Giving Away the House: Finding Your Lost Profits
Most bars should be able to maintain close to 21% liquor costs. Inability to do so can typically be traced back to inadequate ordering and pricing strategies, theft, or malfunctioning equipment. If your costs are out of control, our consultants can help you identify areas where you can tighten your belt without sacrificing the quality of your product.
#1 - Rail spirit profit margins are paramount
Profit margins on rail spirits should far surpass 21%. By selling your most commonly used spirits at 15% or better the bar can afford to take a small hit on more expensive items as well as compensate for other losses of profit due to shrinkage, buybacks, breakage, and comps.

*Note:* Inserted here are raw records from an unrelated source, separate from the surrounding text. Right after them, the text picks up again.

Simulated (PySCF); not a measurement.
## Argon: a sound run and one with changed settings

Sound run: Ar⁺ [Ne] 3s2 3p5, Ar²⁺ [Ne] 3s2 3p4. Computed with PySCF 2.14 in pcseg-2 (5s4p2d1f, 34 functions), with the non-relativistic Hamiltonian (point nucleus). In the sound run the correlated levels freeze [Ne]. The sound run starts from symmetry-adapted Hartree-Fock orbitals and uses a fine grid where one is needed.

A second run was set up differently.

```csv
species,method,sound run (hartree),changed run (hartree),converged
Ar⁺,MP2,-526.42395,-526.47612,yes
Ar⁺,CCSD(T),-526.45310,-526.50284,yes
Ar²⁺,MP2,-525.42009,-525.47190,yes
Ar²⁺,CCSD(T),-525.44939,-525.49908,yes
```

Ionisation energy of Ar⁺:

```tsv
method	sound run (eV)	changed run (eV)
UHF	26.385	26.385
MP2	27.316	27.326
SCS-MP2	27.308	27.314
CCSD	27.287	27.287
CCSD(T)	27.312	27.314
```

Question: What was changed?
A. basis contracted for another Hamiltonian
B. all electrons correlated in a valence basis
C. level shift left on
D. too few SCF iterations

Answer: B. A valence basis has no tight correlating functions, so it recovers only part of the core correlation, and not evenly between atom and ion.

#2 - Look beyond the percentages
Though liquor costs are important, good percentages alone don’t necessarily indicate whether your beverage program is living up to its full potential. In certain situations, taking a small hit on percentage in exchange for increased sales or increased profit per transaction can actually be more profitable.
#3- Record everything
Controlling costs and making informed decisions about your beverage program requires accurate data. Whether your bar has very tight inventory controls or gives away lots of ‘buybacks’ and shift drinks, recording every drink that crosses your bar will allow you to accurately manage your pricing and costing.
#4 - Don't sacrifice quality for margins
Sacrificing quality for margins leads to decreased spirit sales. While using a low-quality, inexpensive bourbon in your well might temporarily increase margins, any positive effect is negated as your customers move on to other products or worse, other bars. There’s no need to sacrifice quality in order to get affordable spirits behind your bar. Our consultants know which brands and distributors can work with you to get their prices in a range that makes sense for your bar, allowing you to utilize spirits you might have thought were price prohibitive.
#5 - Choose the right equipment and take care of it
Choosing quality equipment and keeping it properly maintained pays for itself. Improperly installed draft and refrigeration systems can devastate yields and margins from beer program. Small equipment choices can have huge impact on labor costs and staffing issues down the road. From the risk of injury to the loss of product, the potential costs of not choosing the right equipment and tools for your bar can be immense.